Council tabs Dispatch columnist, successful council candidate’s
campaign manager
GILROY

A sales-savvy newspaper man and a developer with a knack for history beat out seven other applicants Monday night to be the city’s newest Planning Commissioners.

Benjamin Anderson, a weekly columnist for The Dispatch who prides himself on his outsider status – bereft of connections to developers – has called for less retail, more industrial and slower residential growth, according to his application.

Jim Gailey was the other victor. He served as Councilman Perry Woodward’s campaign advisor during the election and has made a name for himself as a developer with a penchant for historical architecture. This is one of the reasons Councilman Dion Bracco said he voted for Gailey.

“Gailey pushes to keep things authentic and has built homes while trying to make them look authentic,” Bracco said Tuesday of the man he has known for a long time. “We need that mindset downtown, and we needed to make some changes at the planning commission level and not just run (projects) through.”

Councilman Perry Woodward agreed to a certain extent when he said the planning commission should question staff’s recommendations more. That is why, he said, he did not vote for former planning commission chairman Tim Day, who also lost his bid to sit on the city council in November.

“Tim (Day) was of the go-along-to-get-along mold, and voters rejected that,” Woodward said. On the other hand, “(Anderson and Gailey) will analyze critically what comes from staff. They’re not of the mold where they just go along with staff’s recommendations.”

Bracco said somewhat jokingly that part of the reason he voted for him was to show the occasionally vitriolic columnist what the other side of the fence is like – that is, the city’s side.

“Sometimes when you’re throwing rocks all the time and you get on other side of fence, you feel what those rocks feel like when they hit you,” Bracco said while chuckling.

Anderson said Tuesday that he does not plan on knocking any doors down when he shows up for the first planning commission meeting Jan. 3 because he will have to learn the ropes. But he certainly plans on holding his own, he added.

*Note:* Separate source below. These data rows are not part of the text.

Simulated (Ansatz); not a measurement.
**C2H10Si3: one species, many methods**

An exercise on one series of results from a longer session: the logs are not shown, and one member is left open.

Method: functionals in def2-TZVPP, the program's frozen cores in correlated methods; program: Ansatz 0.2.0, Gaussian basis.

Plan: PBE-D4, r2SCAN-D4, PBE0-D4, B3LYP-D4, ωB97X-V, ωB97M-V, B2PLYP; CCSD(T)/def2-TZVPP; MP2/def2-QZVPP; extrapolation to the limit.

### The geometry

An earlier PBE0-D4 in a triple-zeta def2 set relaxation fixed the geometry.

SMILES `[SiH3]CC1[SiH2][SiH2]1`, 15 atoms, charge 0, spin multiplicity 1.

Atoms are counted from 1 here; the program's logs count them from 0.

“I’m not going to knock down any doors, but I’m certainly going to hold to the things I brought forward in my application.”

Jim Gailey did not return messages seeking comment as of press time Tuesday.

Councilman Peter Arellano had to recuse himself from the planning commission vote because his daughter, Belen Arellano, applied.

Councilwoman Cat Tucker was the only councilmember to vote for the 26-year-old woman who holds a bachelor’s degree in computer science from Princeton University. Some councilmembers said before the vote that she symbolized the highly educated and competitive applicant pool.

Aside from Bracco, Councilmembers Craig Gartman and Tucker are both former planning commissioners. Councilman Bob Dillon was a library commissioner.

Councilmembers need the various boards, committees and commissions to provide them with recommendations before they vote on an issue or project. When a development project comes before the council, for example, the body reviews recommendations from the planning and engineering departments along with any up or down votes from the seven-member planning commission itself.